What should the Capital Region do with its rotting eyesores?

Warehouse conversions, a final farewell to ARCO Arena, a glimpse into the daily life of Rocklin’s “serial investor” & more

Back By Vanessa Labi

By: Vanessa Labi

Boarded up, blanketed with weeds and peeling paint — forgotten warehouses and buildings are familiar sights for Capital Region residents. One by one, though, many are being given new identities. While we can’t rewind the clock on some of our region’s beloved structures, we can remodel and reacquaint ourselves with what these spaces mean to us. For those of us who remember what buildings were before, it can be a practice in layering new emotions (anticipation, relief) over old memories. 

You may remember, for example, Midtown Sacramento’s Ice Blocks building — before it became the bustling commercial center where you can pick up a burger at Shake Shack or a couch at West Elm — as the historic warehouse known as the Crystal Ice building. During its inactive years between the mid-1990s and 2015, the building’s industrial facade became a popular backdrop for photo shoots, a quasi skate park and toward its end, a site for art installations

D&S Development is renovating a warehouse in Elk Grove, built in the 1800s, to be reborn as a restaurant and bar.

But buildings are built to be functional, and eventually these spaces get scooped up by business owners who see potential in their fading facades. For the entrepreneurs and developers tasked with the physical conversion of these spaces, memories are the least of their problems. Transforming these spaces into functional, modern spaces comes with technical and financial hurdles. 

Russell Nichols explores what it takes for businesses to revive our region’s former industrial buildings, and these projects’ potential for sustainability and historic preservation. 

Speaking of memories tied to physical spaces and reincarnated structures, we’re saying goodbye to ARCO Arena with a photo essay of its past, present and iconic moments, and a look to the site’s future.  
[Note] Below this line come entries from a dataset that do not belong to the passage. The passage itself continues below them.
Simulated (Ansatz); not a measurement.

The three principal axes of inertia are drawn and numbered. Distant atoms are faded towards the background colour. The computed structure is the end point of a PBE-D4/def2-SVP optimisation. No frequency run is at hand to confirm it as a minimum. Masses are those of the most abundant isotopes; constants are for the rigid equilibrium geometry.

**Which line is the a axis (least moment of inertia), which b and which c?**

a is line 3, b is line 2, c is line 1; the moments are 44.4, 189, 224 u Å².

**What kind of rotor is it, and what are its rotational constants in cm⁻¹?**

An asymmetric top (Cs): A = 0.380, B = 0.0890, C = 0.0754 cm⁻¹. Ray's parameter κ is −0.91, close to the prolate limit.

Here’s the latest Capital Region Rundown:

In a photographic farewell, Steve Martarano reflects on the unforgettable events that shaped the now-demolished ARCO Arena; we explore the process of transforming a warehouse from eyesore to hotspot; a look at the ambitious and physically active schedule of a Rocklin investor and podcast host; and Safe Credit Union’s CFO offers tips for preserving financial wellness during these high inflationary times.

Recommendations from our editors:

In this section we editors share what we’re reading, listening to, watching or even eating. Here’s what we’re consuming this week:

Vanessa: Last weekend I was completely pulled into the three-part HBO docuseries “Woodstock 99: Peace, Love, and Rage.” It tells the story of how 1999’s three-day music festival — which was intended to capture the original festival’s idyllic, free-love spirit — went up in flames. (Spoiler alert, the amped-up, disgruntled festival goers are to blame for the blaze). It’s interesting to be in a time where we can see the ‘90s cultural influence (and shortcomings) more clearly. On a related note, I also listened to Chuck Klosterman’s new book, “The Nineties,” on audiobook recently and was thoroughly entertained by the contextual, time-traveling trip.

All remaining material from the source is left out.